Calls for a 'torrent of investment' to create Northern Big Bang

Billions of pounds of private sector investment should be unlocked and used to create an economic Big Bang for the North, a new report says today.

Monday, 15th February 2021, 11:46 am
Updated Monday, 15th February 2021, 12:26 pm

The report from the Centre for Policy Studies and Northern Research Group of MPs says more investment is needed to "level up" the economy and boost the North.

Rossendale MP Jake Berry, Chairman of the Northern Research Group, and Nick King, CPS Research Fellow and former Government advisor, have called on Prime Minister Boris Johnson to mirror the radicalism of Thatcher’s "Big Bang" in the 80s.

They want him to reward the voters who lent him their vote and contributed to the Conservative majority in 2019.

Rossendale MP Jake Berry

Mr Berry, a former Northern Powerhouse minister, said: "At the last election millions of Northern voters broke with tradition by voting for the Conservative Party, in many cases for the first time.

"The Prime Minister needs to recognise that they did so not only to deliver Brexit, but to voice the systemic disadvantages felt in many communities that were tired of being neglected in favour of London and the South East.

“The measures we have put forward will help the Prime Minister and this Government to ‘level up’ the economy and help make the North build back better as one of the most investable places in modern times."

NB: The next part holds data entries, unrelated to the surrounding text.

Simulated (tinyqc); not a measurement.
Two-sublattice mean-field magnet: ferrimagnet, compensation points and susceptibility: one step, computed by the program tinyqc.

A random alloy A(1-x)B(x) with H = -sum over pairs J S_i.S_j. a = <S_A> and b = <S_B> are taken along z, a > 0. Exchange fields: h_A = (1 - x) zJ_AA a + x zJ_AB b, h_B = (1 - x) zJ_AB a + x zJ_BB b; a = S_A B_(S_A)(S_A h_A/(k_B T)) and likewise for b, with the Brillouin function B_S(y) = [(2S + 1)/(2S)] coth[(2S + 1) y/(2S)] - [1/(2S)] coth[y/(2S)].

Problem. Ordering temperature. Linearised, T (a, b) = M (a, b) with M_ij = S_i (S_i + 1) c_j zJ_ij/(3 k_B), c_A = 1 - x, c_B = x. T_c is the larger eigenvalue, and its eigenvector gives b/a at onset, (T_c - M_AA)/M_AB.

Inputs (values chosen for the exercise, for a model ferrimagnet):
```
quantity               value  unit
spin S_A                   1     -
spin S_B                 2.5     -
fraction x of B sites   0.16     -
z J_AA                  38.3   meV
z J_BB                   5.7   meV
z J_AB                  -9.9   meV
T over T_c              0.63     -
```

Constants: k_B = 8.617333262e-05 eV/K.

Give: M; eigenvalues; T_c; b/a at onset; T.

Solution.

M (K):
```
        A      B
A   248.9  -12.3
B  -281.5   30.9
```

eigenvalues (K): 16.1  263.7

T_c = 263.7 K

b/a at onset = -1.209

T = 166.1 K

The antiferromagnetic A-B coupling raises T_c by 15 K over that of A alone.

In recent decades, the report argues, London and the South East have monopolised investment, talent and attention.

Preston is one of the areas that could benefit from the plan

At present the Northern economy, measured by Gross Value Added per capita, is three quarters the size of England's average.

"A Northern Big Bang", published today, sets out a series of recommendations on how to stimulate private sector investment and create a globally recognised, economic powerhouse in the North of England.

The report calls for a new Initial Investment Incentive – a cash payment to attract new investments and global capital to the region.

This could be focused explicitly on green growth and meeting Net Zero, for example by incentivising investment into new gigafactories which would help spur a Green Industrial Revolution.

Other recommendations include leveraging UK Infrastructure Bank investments to unlock private sector investment where possible, creating a new Northern Infrastructure Bond aimed at attracting global investors, and introducing full expensing for businesses nationwide, or at least allowing all capital expenditure by Northern businesses to be written-off for two years.

The paper also calls for automatic approval for planning applications which create more than 100 permanent new jobs in the region when they have not been determined within two months, and an optional, alternative, fast-track planning process for investors planning to plough £20 million into the local economy, or whose investment will unlock over 250 jobs.

Mr Berry and Mr King are advocating for the creation of a new Growth Board for the North, to help steer investment, and a Northern Recovery Bond, to encourage local investment in local economic growth.

Mr Berry and Mr King argue that the Government should aim to unleash "a torrent of investment" into the Northern economy, to deliver the productivity gains, economic growth and higher wages that are so desperately needed.

Nick King, Research Fellow at the CPS, said: "This Government has taken positive steps to deliver more public investment in infrastructure, but what the North needs is the scale of investment – and dynamism – that only the private sector can bring.

"There is a huge amount of domestic and global capital ready to be invested. Our recommendations are designed to make the North of England one of the most investable places on the planet and to unleash this capital through a Northern Big Bang."

The Northern Research Group is a pressure group of dozens of Conservative MPs.

Other members include David Davis, Esther McVey, David Jones and David Mundell.